Thanks for the clarification. The concern I have is that while an app
can achieve the same resource exhaustion by opening multiple files, we
*do* have ways to limit the total number of open files that an
applications is permitted to have. By setting large values here, and
then opening and closing TCP sockets repeatedly, it seems like these
options might provide a (worsened) way to bypass those resource limitations.
Admittedly, the damage here is limited to DoS executed from someone who
already has gained arbitrary code execution capability on the system,
but it still seems like this could be strengthened up a bit.
The existence of the options in current code doesn't necessarily mean
that the existing code doesn't suffer from the same flaw, and exposing
it more broadly by documenting the behavior may worsen the situation.
- Garrett
On 05/ 5/10 10:54 AM, Kacheong Poon wrote:
On 05/ 6/10 12:42 AM, Garrett D'Amore wrote:
1) Can an ill-behaved application cause bad things to happen to the TCP
stack by setting RTO or abort timers too high? I'm specifically thinking
that by setting these timers to a large value, that it might be possible
to cause out of control consumption of resources or exhaustion of TCP
port numbers....
The result is that TCP keeps on retransmitting and won't time
out for the "long" (TCP_ABORT_THRESHOLD option value) period
of time. But an app can do effectively the same thing without
using the option by opening up another socket.

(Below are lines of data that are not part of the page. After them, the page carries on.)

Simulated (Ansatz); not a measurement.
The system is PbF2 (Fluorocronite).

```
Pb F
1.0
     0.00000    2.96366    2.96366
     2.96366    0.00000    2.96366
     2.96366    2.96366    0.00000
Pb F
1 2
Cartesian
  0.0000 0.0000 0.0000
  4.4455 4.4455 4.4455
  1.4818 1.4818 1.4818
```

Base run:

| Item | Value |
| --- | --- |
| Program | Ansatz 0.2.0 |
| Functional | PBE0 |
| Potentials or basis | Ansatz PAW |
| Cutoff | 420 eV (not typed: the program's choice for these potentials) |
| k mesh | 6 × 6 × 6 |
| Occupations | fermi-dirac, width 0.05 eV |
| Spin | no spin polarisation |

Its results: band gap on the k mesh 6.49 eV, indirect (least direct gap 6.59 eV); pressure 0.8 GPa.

2) Perhaps setting some of these values should require a privilege?
I guess unless the system security or policy is affected, the
use of a privilege may not be appropriate. IMHO, both are not
affected. And from the point of view of resource consumption,
an app can use effectively the same amount of resource without
the help of the options, new and old (*).
If folks are not comfortable with the current ranges of those
existing TCP private parameters (the option value ranges are
the same), I can certainly change them.
3) Ultimately, have the implications of these changes been reviewed from
a security standpoint?
I guess the implications are obvious. If folks on the list
see a problem, please raise it.
(*) Note that TCP_CONN_ABORT_THRESHOLD and TCP_ABORT_THRESHOLD
have been in Solaris for a long time. I just checked the
history, it was added in 1992. Although they were not
documented by us, these two options are known in other
network stacks. Given their history and the fact that we
have not received (AFAIK) any complain, it is safe to assume
that documenting them will not introduce new issues.